Press Releases

Sen. Webb: Trade Commission Ruling Will Help Combat Chinese Furniture Dumping


Unfair Trade Practices Put Virginia Manufacturers on “Knife’s Edge”


November 30, 2010

Sen. Jim Webb said today’s decision by the U.S. International Trade Commission (USITC) to maintain duties on Chinese furniture imports will help combat China’s unfair trade practices.  In testimony submitted to the USITC review hearing last month, Senator Webb warned that these practices are putting Virginia manufacturers on “a knife’s edge” and that failure to counter them could lead to “the point where the furniture industry in Virginia is only history.”  
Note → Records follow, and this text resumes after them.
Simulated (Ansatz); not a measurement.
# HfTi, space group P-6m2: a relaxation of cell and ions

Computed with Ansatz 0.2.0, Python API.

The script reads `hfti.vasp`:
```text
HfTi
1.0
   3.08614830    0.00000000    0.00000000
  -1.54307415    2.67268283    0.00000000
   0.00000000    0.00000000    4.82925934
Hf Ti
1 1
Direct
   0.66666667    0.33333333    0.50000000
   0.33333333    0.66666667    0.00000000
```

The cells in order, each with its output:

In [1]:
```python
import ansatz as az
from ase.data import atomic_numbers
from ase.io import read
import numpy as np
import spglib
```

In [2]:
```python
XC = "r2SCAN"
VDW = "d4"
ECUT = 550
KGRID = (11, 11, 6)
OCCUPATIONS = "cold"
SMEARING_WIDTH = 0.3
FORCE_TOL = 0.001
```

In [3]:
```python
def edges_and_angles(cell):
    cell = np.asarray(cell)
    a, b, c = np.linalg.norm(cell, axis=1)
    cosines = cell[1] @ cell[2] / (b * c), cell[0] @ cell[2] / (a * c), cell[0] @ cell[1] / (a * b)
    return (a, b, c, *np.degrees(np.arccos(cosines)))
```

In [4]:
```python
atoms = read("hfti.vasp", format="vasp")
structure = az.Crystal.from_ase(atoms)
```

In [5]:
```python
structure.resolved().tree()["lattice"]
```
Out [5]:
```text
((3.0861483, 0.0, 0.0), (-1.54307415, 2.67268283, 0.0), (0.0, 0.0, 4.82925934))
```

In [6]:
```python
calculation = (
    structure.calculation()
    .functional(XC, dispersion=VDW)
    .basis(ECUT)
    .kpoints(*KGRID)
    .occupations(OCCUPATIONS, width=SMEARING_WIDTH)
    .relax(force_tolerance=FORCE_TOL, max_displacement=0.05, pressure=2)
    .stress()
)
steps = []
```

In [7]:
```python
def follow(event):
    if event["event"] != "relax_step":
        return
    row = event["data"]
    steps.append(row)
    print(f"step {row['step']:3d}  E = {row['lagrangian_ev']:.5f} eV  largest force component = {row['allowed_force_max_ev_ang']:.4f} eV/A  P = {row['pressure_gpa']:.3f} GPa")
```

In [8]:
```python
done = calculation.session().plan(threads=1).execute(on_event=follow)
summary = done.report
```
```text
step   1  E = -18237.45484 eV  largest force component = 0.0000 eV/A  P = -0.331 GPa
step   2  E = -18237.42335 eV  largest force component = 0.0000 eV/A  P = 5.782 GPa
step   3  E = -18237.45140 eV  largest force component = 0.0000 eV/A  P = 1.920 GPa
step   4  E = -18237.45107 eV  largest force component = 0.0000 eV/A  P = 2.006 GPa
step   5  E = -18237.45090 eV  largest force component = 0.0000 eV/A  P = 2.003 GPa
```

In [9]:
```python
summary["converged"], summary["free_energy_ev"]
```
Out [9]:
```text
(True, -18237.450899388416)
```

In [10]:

“I believe that trade can help America’s working men and women, but it requires that everyone play by the rules,” said Sen. Webb.  “In the Senate, I have continuously called for China to act more responsibly on the international stage, in a way that reflects its emerging economic and military status.”  


In 2004, the Department of Commerce and the USITC found that Chinese manufacturers were selling wooden bedroom furniture in the U.S. market at unfair prices and injuring domestic furniture companies, as a result of which duties were placed on Chinese imports.  A sunset review is required by law five years after any duties are implemented in order to determine if they are still necessary.  In its sunset review earlier this year, the Department of Commerce found that ending the Chinese furniture duties “would be likely to lead to continuation or recurrence of dumping.”  Today, the USITC announced its determination that lifting duties would likely lead “to continuation or recurrence of material injury within a reasonably foreseeable time.”  As a result, duties on the imports will remain in place.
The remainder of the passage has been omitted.